Last quarter of the 16th century
H. 127 cm; L. 158 cm
Oil on Wood
Château de Fontainebleau, F 2019 6
Gallery of Splendours
This remarkable painting on wood depicts the forty-fifth episode in the Epic of Ulysses displayed on the walls of the gallery devoted to this hero at the château de Fontainebleau in the 16th century. The walls were painted with fifty-eight episodes from Homer’s Odyssey, whose translations were already popular under the reign of Francis I. The gallery was destroyed in 1738, but its décor had by then already inspired the greatest artists of the modern era such as Rubens, Vouet and Poussin. They were all struck by the narrative verve and the poetry of these compositions.

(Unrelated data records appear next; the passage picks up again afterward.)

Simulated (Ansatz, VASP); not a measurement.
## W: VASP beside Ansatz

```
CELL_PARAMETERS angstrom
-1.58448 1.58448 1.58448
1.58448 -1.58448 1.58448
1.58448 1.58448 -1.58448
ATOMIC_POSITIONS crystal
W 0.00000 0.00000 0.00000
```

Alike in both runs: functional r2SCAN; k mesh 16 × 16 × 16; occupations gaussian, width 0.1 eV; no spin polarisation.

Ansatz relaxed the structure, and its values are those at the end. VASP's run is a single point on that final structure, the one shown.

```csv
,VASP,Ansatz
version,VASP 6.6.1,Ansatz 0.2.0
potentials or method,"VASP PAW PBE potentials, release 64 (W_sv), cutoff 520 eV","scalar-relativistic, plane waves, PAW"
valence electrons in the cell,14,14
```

In this painting, Ulysses has returned to Ithaca and is preparing to look for Penelope, who stayed faithful to him and never stopped loving him. The goddess Minerva who has helped the hero throughout his journey, helps him wash in the foreground. The graceful body of the hero is covered with a large white cloth while behind him, nude followers are also preparing for the celebration. In a colonnade in the background, a flute player intones a gentle tune. The painter depicts the ground strewn with flowers, a sign of celebrations and the return of the spring. The composition is well-known because of a superb preparatory drawing by Francesco Primaticcio, held in Stockholm. The painter of this panel is faithful to the gradual change in perspective imagined by Primaticcio and sensitive to the graphic contours of the drapery, the thin curled lips and elaborate hairstyles, held in place by pearls typical of the Bolognese master. The lines are however less sketchy and some faces betray the influence of the painting style of Flemish masters such as Frans Floris. The colour palette used also evokes the northern artists installed at Fontainebleau who were familiar with the château’s décor in the second half of the 16th century, and formed the core of the Second School of Fontainebleau.